Hundreds of people are feared dead after militants attacked a town in northeastern Nigeria, setting fire to homes and businesses and shooting residents as they tried to escape.
Local officials say suspected Boko Haram militants stormed the town of Gamboru Ngala, on the border with Cameroon, and destroyed it during an attack on Monday that lasted several hours.
Nigeria's Daily Trust newspaper cites residents as saying the attackers burned down more than 250 homes and the town's biggest market, along with a police station.
News of the attack emerged one day after the United States said it would send intelligence and law enforcement agents to Nigeria to help authorities find 276 missing girls kidnapped from their school three weeks ago.
Pentagon spokesman Colonel Steve Warren says the team will arrive in a few days.

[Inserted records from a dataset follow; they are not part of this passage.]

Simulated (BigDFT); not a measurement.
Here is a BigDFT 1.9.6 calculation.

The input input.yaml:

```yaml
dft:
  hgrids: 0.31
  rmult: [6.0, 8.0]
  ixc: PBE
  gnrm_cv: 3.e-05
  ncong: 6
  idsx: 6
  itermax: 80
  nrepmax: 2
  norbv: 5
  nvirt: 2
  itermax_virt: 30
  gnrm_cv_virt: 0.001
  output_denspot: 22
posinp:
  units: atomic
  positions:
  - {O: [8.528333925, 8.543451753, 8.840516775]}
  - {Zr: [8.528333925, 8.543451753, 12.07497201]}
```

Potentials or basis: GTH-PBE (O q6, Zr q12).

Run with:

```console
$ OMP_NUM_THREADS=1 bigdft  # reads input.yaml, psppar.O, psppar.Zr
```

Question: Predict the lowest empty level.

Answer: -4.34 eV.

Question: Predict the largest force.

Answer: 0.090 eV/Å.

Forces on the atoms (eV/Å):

Militants claim responsibility
Boko Haram has claimed responsibility for the kidnapping. The group's leader, Abubakar Shekau, said in a video this week that the militants intend to "sell" the girls.
Nigerian police on Wednesday offered a $300,000 reward for information leading to the students' location and rescue.
Boko Haram has mounted large-scale attacks on Nigerian towns and cities in the past and is blamed for thousands of deaths since it launched an uprising against the Nigerian government in 2009.
The militants have escalated their activity in recent months, brushing aside efforts by Nigeria's military to crush or contain the group.
The militants say they are fighting to establish a strict Islamic state in Muslim-majority northern Nigeria. The group's name means "Western education is a sin."
Nigeria declared a state of emergency in three northeastern states a year ago but efforts by the military to crush or contain the insurgency have been unsuccessful.